As discussed on More Than Shipping since it was established over the summer, the Ukrainian Grain Corridor established with the help of Turkey and the United Nations has been shut down. Over the weekend, Russia pulled out of the agreement accompanied by threats of military force for boats leaving Ukraine via the Black Sea.
Russia threatened to pull out of the United Nations brokered deal that had allowed millions of tons of Ukrainian grain to flood the world markets, helping to combat global food price increases in the face of economic downturn, for weeks now. Putin himself came out condemning the deal, stating it too heavily benefitted Western consumers at the expense of the developing world.
Russian officials went on to say that Western commitment to buy Russian agricultural products as a part of the deal fell short. And after attacks on the Russian-occupied Crimea this past week, Russia officially signaled the end of the Grain Corridor in the Black Sea this past weekend.
What It Means
United Nations officials and grain traders alike feared the end of the Grain Corridor, as the stated declassifications could make cargo ships a target of Russian military. Earlier this week, in fact, Moscow threatened to board ships that didn’t specifically receive Russian permission to leave Ukrainian ports.

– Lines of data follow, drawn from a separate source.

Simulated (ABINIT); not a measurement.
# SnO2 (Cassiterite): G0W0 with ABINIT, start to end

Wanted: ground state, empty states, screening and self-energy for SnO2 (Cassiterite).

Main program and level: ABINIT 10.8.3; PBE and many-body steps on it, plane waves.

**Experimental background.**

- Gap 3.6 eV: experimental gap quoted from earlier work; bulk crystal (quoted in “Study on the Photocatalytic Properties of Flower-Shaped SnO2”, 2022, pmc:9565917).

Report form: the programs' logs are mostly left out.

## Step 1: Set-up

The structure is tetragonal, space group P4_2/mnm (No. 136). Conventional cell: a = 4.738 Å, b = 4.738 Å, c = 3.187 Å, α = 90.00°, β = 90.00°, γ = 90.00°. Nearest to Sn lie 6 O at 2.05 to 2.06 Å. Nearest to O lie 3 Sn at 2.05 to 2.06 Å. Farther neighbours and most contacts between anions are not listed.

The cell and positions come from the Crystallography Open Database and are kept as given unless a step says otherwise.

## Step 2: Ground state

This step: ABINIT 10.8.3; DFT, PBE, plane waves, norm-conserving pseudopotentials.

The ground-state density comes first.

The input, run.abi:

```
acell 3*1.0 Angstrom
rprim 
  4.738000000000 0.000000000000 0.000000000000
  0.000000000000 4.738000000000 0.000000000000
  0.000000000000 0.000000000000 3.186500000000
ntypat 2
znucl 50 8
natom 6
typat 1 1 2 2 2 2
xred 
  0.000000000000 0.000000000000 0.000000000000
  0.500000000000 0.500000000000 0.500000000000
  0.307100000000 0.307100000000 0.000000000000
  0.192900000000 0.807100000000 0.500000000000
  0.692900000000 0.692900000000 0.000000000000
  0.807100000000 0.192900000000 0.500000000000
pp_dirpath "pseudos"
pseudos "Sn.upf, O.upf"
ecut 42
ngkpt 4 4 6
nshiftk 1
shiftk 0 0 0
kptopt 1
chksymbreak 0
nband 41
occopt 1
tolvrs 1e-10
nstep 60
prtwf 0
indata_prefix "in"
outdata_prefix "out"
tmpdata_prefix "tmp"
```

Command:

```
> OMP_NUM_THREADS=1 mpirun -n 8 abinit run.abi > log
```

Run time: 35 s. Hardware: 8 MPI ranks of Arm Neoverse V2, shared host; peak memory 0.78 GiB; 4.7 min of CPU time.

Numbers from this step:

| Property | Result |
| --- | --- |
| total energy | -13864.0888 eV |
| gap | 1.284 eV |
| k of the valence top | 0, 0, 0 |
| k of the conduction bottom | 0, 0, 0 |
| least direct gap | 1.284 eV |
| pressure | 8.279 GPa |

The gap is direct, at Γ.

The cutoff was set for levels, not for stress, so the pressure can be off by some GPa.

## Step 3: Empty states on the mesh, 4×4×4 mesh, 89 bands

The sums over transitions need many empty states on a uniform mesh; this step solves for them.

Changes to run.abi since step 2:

However, nearly a week into this new normal, shippers have yet to be deterred by Russian aggression. Three ships carrying grain have left Ukrainian ports this week, which has begged some to ask questions of Russia’s true power over the international grain market. It may be much less than previously perceived, as Russia has previously been blamed for bottling up Ukrainian grain exports in an attempt to weaponize and control the global food market.
The continued shipment of grain from Ukraine has affected global grain prices positively. While there was a large spike in price witnessed the Monday following Russia’s announcement to pull out of the deal, prices have been modestly lower since – signaling positive movement out of Ukraine.
But going forward there could be some more dark clouds on the horizon. With the Grain Corridor open, shipping insurers have been able to guarantee cargo. But with the outside threat of Russian intervention looming, it remains to be seen if this practice will be able to continue. Only time will tell if these types of contracts will continue to be made into the future, but the shipping industry has remained resilient thus far.